Stuart Pearson Wright portrait of MP Diane Abbott
Art and artistsLocalNews

Stuart Pearson Wright interview

We talk to former Roman Road resident, the portrait painter Stuart Pearson Wright, who was inspired by The Roman’s everyday people and unwittingly embroiled in the furore surrounding the portrait of MP Diane Abbott. Here Pearson Wright talks about Roman Road and JK Rowling.

Portrait of JK Rowling by Stuart Pearson Wright
Portrait of JK Rowling by Stuart Pearson Wright

Artist Stuart Pearson Wright was once described by a critic as ‘a Hogarth for our times’, and if that was so, his ‘modern moral subjects’ were the people of Roman Road.

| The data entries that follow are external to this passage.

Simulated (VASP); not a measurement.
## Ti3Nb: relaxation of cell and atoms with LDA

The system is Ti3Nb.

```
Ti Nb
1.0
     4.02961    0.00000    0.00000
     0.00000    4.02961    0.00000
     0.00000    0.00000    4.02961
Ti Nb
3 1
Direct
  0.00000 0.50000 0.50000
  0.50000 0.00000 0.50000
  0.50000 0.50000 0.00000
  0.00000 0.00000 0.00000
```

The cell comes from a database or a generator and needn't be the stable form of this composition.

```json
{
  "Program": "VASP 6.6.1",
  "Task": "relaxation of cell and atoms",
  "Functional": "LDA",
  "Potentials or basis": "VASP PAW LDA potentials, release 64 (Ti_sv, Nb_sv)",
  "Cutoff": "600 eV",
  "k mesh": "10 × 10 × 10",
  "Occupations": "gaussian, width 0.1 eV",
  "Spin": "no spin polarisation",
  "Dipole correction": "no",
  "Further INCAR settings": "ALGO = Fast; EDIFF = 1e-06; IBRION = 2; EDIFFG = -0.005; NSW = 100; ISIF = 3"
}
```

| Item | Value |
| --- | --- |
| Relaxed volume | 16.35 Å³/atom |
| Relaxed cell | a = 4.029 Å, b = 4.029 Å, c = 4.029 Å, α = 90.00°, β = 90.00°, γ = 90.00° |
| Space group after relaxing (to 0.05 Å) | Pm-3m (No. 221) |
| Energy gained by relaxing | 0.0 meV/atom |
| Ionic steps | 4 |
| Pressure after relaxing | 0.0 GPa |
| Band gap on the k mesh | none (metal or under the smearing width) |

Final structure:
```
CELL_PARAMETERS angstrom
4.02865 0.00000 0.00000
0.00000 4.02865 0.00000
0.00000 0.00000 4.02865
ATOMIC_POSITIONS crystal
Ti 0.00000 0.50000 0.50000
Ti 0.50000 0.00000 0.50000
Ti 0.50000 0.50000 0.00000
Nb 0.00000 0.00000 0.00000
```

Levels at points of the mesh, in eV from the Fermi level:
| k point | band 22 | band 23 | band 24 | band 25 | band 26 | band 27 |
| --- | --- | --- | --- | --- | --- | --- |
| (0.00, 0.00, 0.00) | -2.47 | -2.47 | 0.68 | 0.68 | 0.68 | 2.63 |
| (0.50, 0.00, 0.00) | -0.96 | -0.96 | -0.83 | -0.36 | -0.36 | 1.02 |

Stuart moved into a ‘disgusting, derelict former sweatshop’ above the market, which he converted into a flat and studio space, in 2001.

‘When I first moved in I became very engaged with working with the area as a subject,’ he says. ‘I had a very ambitious idea to do this really large street scene of Roman Road.’

He hired a scaffolding tower and spent about two months doing drawings of shop fronts and market stalls, ‘and then I started trying to people the painting with people from the street.’

‘I kept asking people to come and sit for a drawing. I put an ad up in the local post office, but I think most people probably assumed I was a nutter. It was really difficult pestering people – this was around 2001-2002 – most people weren’t familiar with artists. They gave ambivalent responses, blanked me or ran in the other direction.’

Structuring his day around models that lost interest and didn’t show up left Stuart ‘so frustrated that I aborted the project.’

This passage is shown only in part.